An anonymous reader writes: A theoretical computer scientist has presented an algorithm that is being hailed as a breakthrough in mapping the obscure terrain of complexity theory, which explores how hard computational problems are to solve. Last month, László Babai, of the University of Chicago, announced that he had come up with a new algorithm for the “graph isomorphism” problem, one of the most tantalizing mysteries in computer science. The new algorithm appears to be vastly more efficient than the previous best algorithm, which had held the record for more than 30 years. His paper became available today on the scientific preprint site arxiv.org, and he has also submitted it to the Association for Computing Machinery’s 48th Symposium on Theory of Computing.

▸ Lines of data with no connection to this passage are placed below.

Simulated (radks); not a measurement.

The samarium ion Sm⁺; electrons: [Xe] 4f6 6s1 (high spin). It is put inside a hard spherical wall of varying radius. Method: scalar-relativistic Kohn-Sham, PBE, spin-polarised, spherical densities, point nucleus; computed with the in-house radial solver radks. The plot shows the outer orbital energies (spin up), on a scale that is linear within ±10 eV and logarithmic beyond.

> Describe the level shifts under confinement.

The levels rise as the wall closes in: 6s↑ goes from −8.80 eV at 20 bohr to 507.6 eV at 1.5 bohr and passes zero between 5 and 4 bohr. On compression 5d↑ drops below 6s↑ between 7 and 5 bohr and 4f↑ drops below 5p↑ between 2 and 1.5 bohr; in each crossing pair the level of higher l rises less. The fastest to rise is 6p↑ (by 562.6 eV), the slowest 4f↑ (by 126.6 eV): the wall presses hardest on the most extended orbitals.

For decades, the graph isomorphism problem has held a special status within complexity theory. While thousands of other computational problems have meekly succumbed to categorization as either hard or easy, graph isomorphism has defied classification. It seems easier than the hard problems, but harder than the easy problems, occupying a sort of no man’s land between these two domains. It is one of the two most famous problems in this strange gray area, said Scott Aaronson, a complexity theorist at the Massachusetts Institute of Technology. Now, he said, “it looks as if one of the two may have fallen.”
Babai’s announcement has electrified the theoretical computer science community. If his work proves correct, it will be “one of the big results of the decade, if not the last several decades,” said Joshua Grochow, a computer scientist at the Santa Fe Institute.